Move Electric rating: four stars out of five
What does it cost?
What is it?
Micromobility firm Bird, best known for its e-bike and e-scooter rental fleets, enters the retail cycle market with two models. This ‘A-Frame’ bike is reminiscent of gentleman’s roadsters from the golden age of cycle manufacturing.
What’s it like?
Threading through the bustle of a busy London street in commuting hours demands a bike that you’d want to describe as ‘nimble’ and on that score, the Bird A-Frame loses a point.
It gains plenty of marks in other respects though. The battery appears to be part of the structure, but is actually removable, giving an advantage over rivals from VanMoof and Volt. A backlit display is built into the handlebar stem, improving ergonomics and reducing handlebar clutter, while the overall build is solid and top quality to the point that it belies the (just) sub £2000 price tag.
The equipment list is also good. The aforementioned battery is a 36v 12.5ah unit, which the bike maker recons is good for a 60 mile range in eco mode. We think that’s a bit of a stretch, but it certainly has more than enough capacity to handle even long commutes. Bird states simply that the frame is made from ‘commercial grade aluminium’, which tells us absolutely nothing, as surely there is no other kind? Whatever grade of hydroformed tubing has been used, it is not lightweight, tipping the scales at 23.4kg.
The bike uses a seven-speed Shimano drivetrain and as this machine is no speed demon, we don’t think riders will mind that the derailleur mechanism is an entry-level Tourney unit. Tektro cable-operated disc brakes are also pretty low-spec although they stop the bike smoothly enough and the rear LED doubles as a brake light, which is a nice touch.
Assistance is provided by a Bafang 250w motor built into the back wheel. This unit is smooth running and quiet enough, though you can hear it hum when it's running on quiet streets. Even in the highest power setting, the assistance never feels like it is shoving you along the road as the electric torque cuts in smoothly and naturally.
To look at and to ride, the A-Frame is a mass of contradictions. Styling, with its full-length mudguards, monochrome paint and elongated top tube that serves as a cowl for the built-in LED lights, manages to look both futuristic and old-school at the same time.

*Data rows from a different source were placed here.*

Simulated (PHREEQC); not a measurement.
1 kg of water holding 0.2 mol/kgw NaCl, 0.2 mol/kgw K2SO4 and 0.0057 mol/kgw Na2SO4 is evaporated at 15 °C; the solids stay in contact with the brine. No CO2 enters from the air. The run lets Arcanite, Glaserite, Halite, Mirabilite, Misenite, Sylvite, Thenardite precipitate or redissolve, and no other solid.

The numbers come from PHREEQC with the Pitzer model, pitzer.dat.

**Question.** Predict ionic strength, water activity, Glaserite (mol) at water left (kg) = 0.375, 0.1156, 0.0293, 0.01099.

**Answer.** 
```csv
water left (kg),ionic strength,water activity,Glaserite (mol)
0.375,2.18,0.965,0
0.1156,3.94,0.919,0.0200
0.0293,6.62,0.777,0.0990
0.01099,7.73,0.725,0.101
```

On the road, the old-and-new feeling continues. There’s no suspension, but the wide Kenda Kwick Drumlin tyres give a soft ride. Possibly because our loan machine has the largest frame size, it does feel taller and wider than other bikes weaving through the traffic and while It isn’t fast or particularly nimble, it is comfortable in a way that makes you want to ride it further and more often while taking in the sights of your city from the upright riding position. In that respect, it feels like a rod-braked roadster of the 1930s, which in our view is no bad thing at all.
Where can I buy it?
From Bird Bikes directly and from selected Halfords stores.
Bird is a company that started as a hirer of e-mobilty in the western United States, and on the A-Frame it shows. The solid quality, stately progress and upright riding position are all hallmarks of modern rental bikes. As this is a utility bike, we’d have liked to have seen accessories such as racks and panniers, but regardless, the product is a durable electric bike that represents fine value for money.
Bird A-Frame e-bike
£1999 (Rental option also offered)
Rear-wheel Bafang 250w
Tektro Aires, Cable operated disc F/R
Hydroformed ‘commercial grade aluminium’ (probably 6061 aluminium alloy)
36v, 12.5ah. Removable with key.
700x45c, Kenda Kwick Drumlin tyres
Shimano Tourney seven speed
Built-in LED lights with rear stop lamp.